BioWare have two big tricks up their sleeves however, for not only have they dabbled in the force before, so creating the brilliant Knights of the Old Republic, they have also seen fit to set this game in the Old Republic, a galaxy just as far away, but in a time even longer ago than any of the movies. This decision instantly freeing them of the many constraints that they’d have been caught in should SWTOR have been set in the time of Luke, Han, Leia, etc.
Sure, the biggest fans out there will still debate Old Republic’s authenticity but for most it’s enough to know that lightsabers make the right ‘schzum, schzum’ noise, hyperdrive makes the stars do that blur effect thing and droids beep in that oh so Star Wars way.
All well and good then but, to rapidly shepherd this rambling piece back on subject, the game is, from a purely selfish point of view, a reviewers nightmare; a release which resists quantification at every turn.
Not only is it too large to truly be explored by one reviewer in a lifetime, featuring as it does eight differing classes, each with a diverging storyline, but because the enjoyment you’ll glean largely depends on what the user puts into it. Then there’s the fact that it’s an experience liable to change as patches are applied.
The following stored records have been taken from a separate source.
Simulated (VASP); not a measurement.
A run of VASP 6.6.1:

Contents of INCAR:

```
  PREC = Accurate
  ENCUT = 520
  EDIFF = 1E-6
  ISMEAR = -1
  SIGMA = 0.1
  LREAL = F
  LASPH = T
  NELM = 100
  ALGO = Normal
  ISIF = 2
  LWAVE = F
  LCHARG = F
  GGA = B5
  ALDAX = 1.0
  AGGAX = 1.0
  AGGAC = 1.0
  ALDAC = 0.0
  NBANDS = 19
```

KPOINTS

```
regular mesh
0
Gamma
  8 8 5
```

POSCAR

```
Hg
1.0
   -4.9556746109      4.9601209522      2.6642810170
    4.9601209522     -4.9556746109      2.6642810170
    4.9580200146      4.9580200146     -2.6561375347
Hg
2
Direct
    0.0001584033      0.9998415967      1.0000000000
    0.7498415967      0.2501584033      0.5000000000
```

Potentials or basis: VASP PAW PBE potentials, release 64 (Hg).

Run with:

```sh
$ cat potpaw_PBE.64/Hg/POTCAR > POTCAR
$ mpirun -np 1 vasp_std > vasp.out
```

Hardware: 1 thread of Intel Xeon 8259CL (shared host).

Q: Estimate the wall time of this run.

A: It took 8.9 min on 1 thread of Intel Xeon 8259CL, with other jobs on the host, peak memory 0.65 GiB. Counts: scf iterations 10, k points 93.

A similar argument could be applied to the likes of Modern Warfare 3 or Battlefield 3 whose own multiplayer aspects dwarf their solo experiences but, and here’s the thing, they do at least have solo experiences to compare. Not so SWTOR.
This presents two options, the first to stretch out the truth and attempt to suggest our time with the game is enough to say ‘we did it all’, or, the second (and one we’ll go with), to summarise if it works, to say if there’s fun to be had, to suggest what we’d like to see in future updates and to promise we’ll drop in and out of the universe to report as changes are brought in.
First and foremost, I have to say that there’s a whole heap of fun to be had in The Old Republic. For the sake of total transparency I took a Sith Marauder through his paces, learning the dark side of the force and crushing all who stood in my way – a reverse morality tale if you will.
SWTOR introduced itself in the most cordial of ways, enveloping my initial foray in a structured storyline, so limiting the number of ongoing quests by simply not offering up more than four or five at once. Indeed there’s little to suggest that you’re within a galaxy populated by thousands of fellow gamers at first, so long do the preliminary engagements last.
Take my trainee darkside wielder for example, starting out on the Sith home world of Korriban and soon embroiled in a twisted battle for supremacy between fellow acolytes, all AI driven. Sure, there were a great many ‘real’ people dealing with their own missions but, the odd request for help aside, much was as it would be in a single-player RPG.
In fact it wasn’t until the inevitable swapping of Korriban for the Imperial fleet that the necessity of contacting fellow Sith player dawned, as the first flashpoint was negotiated with a team of three other warriors at my side. Flashpoints being one-off missions which are especially setup to encourage players to group together – another nod towards BioWare gently nudging you in the right direction.
It was during this first group outing that the wildly different approaches of the various classes became apparent too. My Sith Marauder charging wrathfully into the fray while bounty hunters and agents held back, content to pepper enemy soldiers and droids with blaster fire and cause wholesale damage with thermal detonators – enough to make my lightsaber seem as threatening as a toothpick.
It’s in this multi-stranded approach that the reasons for a real and tangible review become apparent, for said bounty hunters, agents and indeed different types of light sabre wielding Sith all have their own bespoke campaigns and the same can be true of the lightside-sitting Jedi and their own agents – you would need a team of 8 minimum to truly review SWTOR and, really, a team of 16 so that multiple morality choices could be explored for each.
So far, so impressive then. Bewildering choice? Check. Interesting storyline? Check. Decent visuals, faithful sounds, scope for all kinds of multiplayer mayhem? Check, check and check. And, you know what? Considering it’s a MMORPG (if you don’t know, Google it) based on Star Wars, I don’t even feel that geeky playing it, though perhaps her in doors would beg to differ.
Now the dark side of the review, SWTOR doesn’t break any particularly new ground, indeed veterans of practically any other MMORPG will feel instant déjà vu, so familiar are the go there, kill those, get double-crossed, kill the traitors setup of most missions. The much vaunted space-based dogfighting misses too – this is a franchise from which Tie Fighter was born so why fob us off with something inferior?
There are further issues too: getting stuck, instant deaths, broken sections… A venture on to the official forum is enough to make you wince. That said a project of such scope is bound to have teething troubles so I can forgive on the understanding much will be patched later.
Further forgiveness is granted because the game is a blast to play. I haven’t even touched on the cool powers which trainers will teach your character, the AI driven companion characters who actually help instead of hinder, the genuinely interesting cutscenes, the manner in which early choices can come back to haunt you and the various PvP arenas – in fact I’d go as far as to say you’re best discovering all that for yourself.
I’m not even going to give the game a grade, I’m simply going to give it the thumbs up and say ‘give it a go’, it’s well worth the scant outlay, particularly if you happen to have hundreds of hours to burn.